Second, while we see some of our more familiar linguistic fictional markers such as pronouns and dialogue, we also see a new feature in the category of verbs. There are more verbs overall as well as more varied tenses (past, future, present, in addition to auxiliary verbs). In other words, there appears to be greater temporal complexity to novels than can be found in fiction more generally. While this deserves its own study, it suggests an initial insight into one of the key ways that novels differentiate themselves from other kinds of imaginary writing in the nineteenth century.31

Finally, we also see a new category emerge here that we have not seen before, one that falls under the heading of "cognitive process." These are the dictionaries that LIWC labels "discrepancy," "negation," "tentativeness," and "insight." If we examine the words in those dictionaries that are most distinctive of novels (and here I rank by log-likelihood ratio), we can see the extent to which these are words that tend to mark out moments of self-reflection, doubt, and hesitation, a kind of testing-relationship to the world.32

Modal verbs in particular are extremely prevalent here, could, would, must, might, and should, as well as their negative contractions, and so too is the act of negation more generally (don't, can't, didn't, not, never, nobody). As the presence of "if" suggests, these groups offer different ways of expressing conditionality or even impossibility. At the same time, indefinite words such as something, somebody, anything and anybody are more prevalent, along with a more specific vocabulary of hesitation (perhaps, chance, hope, possibly, guess, maybe, doubt, uncertain). In between the conditional and the impossible language of the novel, there lies a considerable amount of potentiality - chance, but also skepticism.33

Finally, we see how novels are marked by a much stronger use of mental states, captured in major verbs such as know, feel, think, remember, and believe, along with a second layer of less frequent, but similarly distinctive complex cognitive verbs such as admit, ponder, imagine, and forgive (the latter not shown). This is the ground of the novel's reflectiveness, that which binds together doubt and conditionality into a consistent mental state. Indeed, the combination of seem and feel, both of which appear 30% more often in the novel, give us a particular indication of what I am calling the novel's phenomenological orientation. Not the world itself, but a person's encounter with and reflection upon that world - the world's feltness - is what marks out the unique terrain of novelistic discourse when compared with other forms of classical fiction. It is this combination of sense perception plus cognitive skepticism that seems to bring out the novel's contribution to fictional discourse. The novel professes its uniqueness in the way it offers extended reading experiences of the human assessment of the world's givenness.34

Table 10. Novels v. Other Fiction - Distinctive Vocabulary

DiscrepancyFrequency (per 100K)G2RatioInsightFrequency (per 100K)G2Ratio
NegationFrequency (per 100K)G2RatioTentativeFrequency (per 100K)G2Ratio


The Question of the Novel's Realism

If we can agree that one of the ways the novel distinguishes itself as a genre is through a more intensive attention to a phenomenological vocabulary, the question arises as to whether such attention is also accompanied by a greater degree of world-focusedness, that is, more attention to reality or what I would more abstractly describe as "givenness" following Lukacs. Are the phenomenological and the realistic mutually exclusive of one another or mutually constitutive? Can we test, in other words, the longstanding hypothesis of the novel's heightened realism?

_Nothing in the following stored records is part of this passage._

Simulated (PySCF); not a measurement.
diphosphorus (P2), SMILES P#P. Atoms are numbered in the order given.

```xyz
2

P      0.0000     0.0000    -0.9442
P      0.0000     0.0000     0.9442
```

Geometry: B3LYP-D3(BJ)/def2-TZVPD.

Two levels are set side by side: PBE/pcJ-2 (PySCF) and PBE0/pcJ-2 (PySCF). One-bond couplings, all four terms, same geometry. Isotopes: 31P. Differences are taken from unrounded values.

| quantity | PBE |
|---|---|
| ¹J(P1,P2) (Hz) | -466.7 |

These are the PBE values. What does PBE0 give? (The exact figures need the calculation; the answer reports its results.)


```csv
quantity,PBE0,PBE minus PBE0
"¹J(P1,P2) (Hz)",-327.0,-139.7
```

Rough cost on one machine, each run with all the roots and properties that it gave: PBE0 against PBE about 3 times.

While these are questions that deserve their own study, I offer two tests here that attempt to gain some insight into the validity of the novel's realistic tendencies. In my first test, I explore the novel's relative attention to abstraction versus physical entities. To do so, I compare a subset of nineteenth-century novels from the Chadwyck Healey collection (about 700 novels) with my "other fiction" from the Hathi Trust and translate these collections into their respective hypernym trees using Wordnet.35 Hypernyms provide higher-order classifications of nouns ("furniture" is a hypernym of "chair," for example) and can allow us to see whether particular categories are more present than others in a given corpus, much in the way LIWC does for emotional and psychological processes. So for example, if the word "marsh" appears in a novel, this would be translated into "wetland," "land," "ground," "soil," "object," "physical_object," "physical_entity," and "entity." All nouns in this case are "entities," while their first order of distinction is between those nouns that are "physical," like a marsh, and those that are abstract, like "death."

The question that this model allows us to pose is whether novels exhibit significantly higher amounts of physical entities when compared with other kinds of classical fiction (or histories for that matter). By doing so, we can gain confidence as to whether the novel's uniqueness is tied to its physical objectivity, one potential way of understanding its degree of realism, or whether it hinges more on abstract mental or emotional states.

The second test attempts to understand realism as a greater amount of specificity. The more specific a text is, the more focused it is on the world around it. To test this, I compare the percentage of words in one text that are hypernyms of another text's words (and vice versa). The more words from one group that are hypernyms of words from another, the more abstract that first group can be said to be and the more specific the second group. For example, if I use the word "marsh" and you use the word "land," then my language can be said to be more specific than yours (and yours more abstract than mine). Unlike in my first test, where having more objects in a text is a way of thinking about an attention to realism, here the emphasis is on measuring a greater degree of specificity as a marker of the real.

The results suggest that the novel's relationship to its concreteness, when measured in this way, has indeed been changing over the course of the nineteenth century (Table 11).36 If we look at the first half of the nineteenth century, we see how there is a greater degree of abstraction relative to physical objects when compared to classical fiction and tales, but that this difference disappears by the second half of the century. As Ryan Heuser and Long Le Khac have argued, the British novel experiences a decline of valuation and a rise of concretization over the course of the century.37 And yet an important caveat to that finding is that while abstraction appears to be declining in the novel, it never drops below other kinds of fictional discourse from the period. Far from the Victorian novel being uniquely concrete, it is the early-nineteenth-century novel that looks uniquely abstract when compared to other kinds of fictional discourse from the period. It suggests that we have been potentially telling this story in reverse: what matters in the nineteenth century is not the later rise of concreteness, which looks more like other types of fictional writing, but the earlier abstractness of the novel, which stands out relative to other types of fiction (not to mention abstraction remains considerably more important to these texts overall than their physicality).

The other part of the table, that which concerns the novel's specificity, tells this same story in the other direction. Where the first half of the century witnessed little significant difference in the degree of specificity between the novel and other kinds of fiction (about a 0.003% difference), by the second half the century, the novel has about 0.5% more specific words than other kinds of fiction (or about 2 words/page).38 In other words, the novel approaches other kinds of fiction in its degree of abstraction while it departs from other kinds of fiction in its degree of specificity. It begins the century uniquely abstract and finishes uniquely specific.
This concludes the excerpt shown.